/ARCfs

Primary LanguagePythonGNU General Public License v3.0GPL-3.0

ARCfs

ARCfs is a experimental implementation of a PyFilesystem2 filesystem abstraction for GitLab.
Through this, ARCfs provides a filesystem-like view of DataPLANT DataHUB ARCs in Python.

Installation

ARCfs is available as pip package.

pip install gitlab-arc-fs

Alternatively:

  1. Download / clone Repository
  2. Change directory into ARCfs
  3. Run pip install .

NOTE: For read acces, an API token with the scope "read_api" is sufficient. For write access the scope "api" is requiered. You can find more information here.

Getting started

Creating an ARCfs object

To create an ARCfs object directly, you can use the following Code.

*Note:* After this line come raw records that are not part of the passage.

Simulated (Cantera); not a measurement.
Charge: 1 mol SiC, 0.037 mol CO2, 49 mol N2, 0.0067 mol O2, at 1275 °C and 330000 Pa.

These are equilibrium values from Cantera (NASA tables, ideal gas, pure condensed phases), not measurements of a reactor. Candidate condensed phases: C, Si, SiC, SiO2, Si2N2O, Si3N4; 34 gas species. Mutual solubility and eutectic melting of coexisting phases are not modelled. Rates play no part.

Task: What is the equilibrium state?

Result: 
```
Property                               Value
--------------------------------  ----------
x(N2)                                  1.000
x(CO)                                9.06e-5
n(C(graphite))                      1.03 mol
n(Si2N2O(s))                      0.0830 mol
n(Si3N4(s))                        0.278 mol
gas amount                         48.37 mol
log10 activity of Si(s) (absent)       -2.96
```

from gitlab_arc_fs.arc_fs import ARCfs

# To use the DataHUB GitLab Server: "https://git.nfdi4plants.org/"
server_url = "<URL_to_GitLab_Server>"
access_token = "<GitLab_API_access_token>"

arc_fs = ARCfs(access_token, server_url)

FS URLs

Useful for creating filesystems from a configuration file or the command line. Creates an instance of ARCfs with a URL comparable to one you would use in a browser.

from fs import open_fs

arc_fs = open_fs("arcfs://<GitLab_API_access_token>@<URL_to_GitLab_Server>")

The open_fs() function can also be used as context manager:

from fs import open_fs

with open_fs("arcfs://<GitLab_API_access_token>@<URL_to_GitLab_Server>") as arc_fs:
    # Do something with arc_fs here.

Usage

Bellow some examples how an ARCfs instance can be used.

List directory content:

# list all ARCs / repos a user has access to (with the given API token).
arcs = arc_fs.listdir("/")

# list files/dirs inside a repository
files = arc_fs.listdir("<namespace>-<reponame>/<path_inside_repository>")

NOTE: In the <namespace> part, replace "." with "_", e.g. "firstname.lastname" -> "firstname_lastname".

Open/Download a file

# using fs.open
with open("<local_path>", "wb") as local_file:
    with arc_fs.open("<remote_path>", mode="rb") as remote_file:
        for byte in iter(lambda: remote_file.read(4096), b""):
            local_file.write(byte)

# using fs.download
with open("<local_path>", "wb") as local_file:
    arc_fs.download("<remote_path>", local_file)

Creating directories and uploading files

with open("<local_path>", "rb") as local_file:
    if not arc_fs.isdir("<remote_path>"):
        openfs.makedirs("<remote_path>")
    # It would also be possible to open a remote file in write modus,
    # but the upload function is preferable.
    arc_fs.upload("<remote_path>", local_file)

NOTE: Since GitLab has no real concept of directories, a newly created directory does not become permanent until a file is placed in that directory.

More information about the PyFilesystem API can be founde here.

Further important information

ARCfs does not support setting file information nor the deletion of directories or files (setinfo(), remove(), removedir()).

Upon performing any write operation with ARCfs, the file in question is uploaded as LFS file, a new branch is created and pointer file is commited in the newly created branch. Finally, a merge request into the main branch is created.